In a culture that wants to quantify everything, topics like beliefs, confidence, self-compassion, empathy, and self-worth often get dismissed as “soft” skills.
To skeptics, doing the inner work of exploring these issues and developing these skills can feel like a “waste of time” when there are “more important” goals to chase, like improving efficiency or increasing income.
You might think that improved performance or business growth comes down to tactics and strategies.
After all, self-confidence and self-worth aren’t “measurable” metrics. Exploring and unpacking your beliefs isn’t something you can check off on a to-do list.
This way of thinking has been conditioned in our culture for generations. It may have been somewhat true in a time when people worked in factories and produced widgets on an assembly line. And I’d question it’s applicability even in that context.

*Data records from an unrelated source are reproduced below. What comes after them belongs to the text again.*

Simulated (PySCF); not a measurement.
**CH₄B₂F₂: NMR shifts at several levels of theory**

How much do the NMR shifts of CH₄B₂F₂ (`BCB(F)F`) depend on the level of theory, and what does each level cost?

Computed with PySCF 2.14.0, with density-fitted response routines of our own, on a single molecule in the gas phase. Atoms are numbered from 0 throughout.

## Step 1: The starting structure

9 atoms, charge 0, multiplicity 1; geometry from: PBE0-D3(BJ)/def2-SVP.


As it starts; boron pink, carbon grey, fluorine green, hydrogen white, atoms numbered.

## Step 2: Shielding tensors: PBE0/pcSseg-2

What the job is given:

In today’s world, especially, this couldn’t be further from the truth.
What you believe, especially about yourself — your capacity, your potential, and your worthiness — may not be directly “measurable” but it has an undeniable impact on the bottom line things that can be measured.
If you’re selling a personal service and you don’t believe in your skills and the value you offer, you are less likely to charge rates that adequately compensate you for that value.
If you’re selling a product, whether a house or a piece of software, and you don’t believe in its value, you’ll leave money on the table.
If you don’t believe in your worthiness to receive support, you won’t reach out to request it, potentially keeping you from doing the things you have the ability to do.
A lack of belief in your capability can measurably slow you down, keeping you in paralysis analysis or indecision or from pushing yourself as hard as you can go.
If you don’t believe in your skills or worthiness to be considered for an opportunity, you won’t apply for it.
Every time you bet against yourself, you set yourself up to lose.
We often think that believing in ourselves, self-confidence, and self-worth are the end results of achievement.
This is backward.
When you don’t believe in yourself and your abilities, you’ll never reach your true capacity and potential.
Believing in yourself, self-confidence, and self-worth are not the end results of achievement. They are the foundation for the success that you have the capacity to achieve.